Most of the participating artists were born between the late seventies and the eighties, and entered the art scene in the 2000s. They were marked by the economic, social and political circumstanses of the Alfonsinist spring, the convertibility crisis and the economic, social and political explosion of 2001, which became the key to read what was happening in the field of art in those years. They are the ones who receive the legacy of Tao del Arte, the exhibition curated by Jorge Gumier Maier at the Recoleta Cultural Center in 1997. There, in the curatorial text, between Osho and the Tao of physics by Fritjof Capra, the aesthetic paradigm of those years was condensed. They are also the young people who are fully going through the times of a type of spirituality that in its beginnings was presented as an alternative.
For several years now, bioenergetics and coaching have been cornering psychoanalysis, tofu is gaining ground over steak and yoga is competing with localized gymnastics. In the bestseller lists, self-help books share space with encyclopedias on mushrooms and the most sophisticated astrological guides. Shamans, gurus and social science researchers urge us to recognize and pay homage to Gaia and Pachamama. How does the superimposition of beliefs, practices and knowledge, often ancestral, that make up that elusive thing we could call contemporary spirituality, impact and constitute us?
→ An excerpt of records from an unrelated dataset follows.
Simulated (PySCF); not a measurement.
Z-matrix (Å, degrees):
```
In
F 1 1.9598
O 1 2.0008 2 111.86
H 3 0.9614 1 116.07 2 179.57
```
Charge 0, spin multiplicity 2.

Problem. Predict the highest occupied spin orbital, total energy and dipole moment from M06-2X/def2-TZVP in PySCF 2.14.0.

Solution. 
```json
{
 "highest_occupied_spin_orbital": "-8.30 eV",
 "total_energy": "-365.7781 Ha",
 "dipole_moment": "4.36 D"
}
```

In the words of curator Lara Marmor: "The incorporation of habits crossed by discourses that celebrate self-awareness, healthy living and positivity enables a freer experience of desire and pleasure, at the antipodes of the weight of guilt, sin and sacrifice in traditional Western religions. Personal and social transformation, an issue that pivots between neoliberal individualism and the communitarian associationism of the various activisms, takes on an unusual presence (...) Open to experimentation, these works break the binomials: man/nature, rationality/spirituality, mind/body, and from humor, irony or the deepest spiritual search realize that energy and transforming force are fundamental, today and here, in these moments of change."
Participating artists: Diego Bianchi, Paula Castro, Laura Códega, Roberta Di Paolo, Nicolás Domínguez Nacif, Bruno Dubner, Carlos Herrera, Daniel Leber, Martín Legón, Nicolás Mastraccio, Eduardo Navarro, Gastón Pérsico, Belén Romero Gunset, Marisa Rubio, Lucía Reissig, Mariana Telleria, Ana Vogelfang, Ana Won.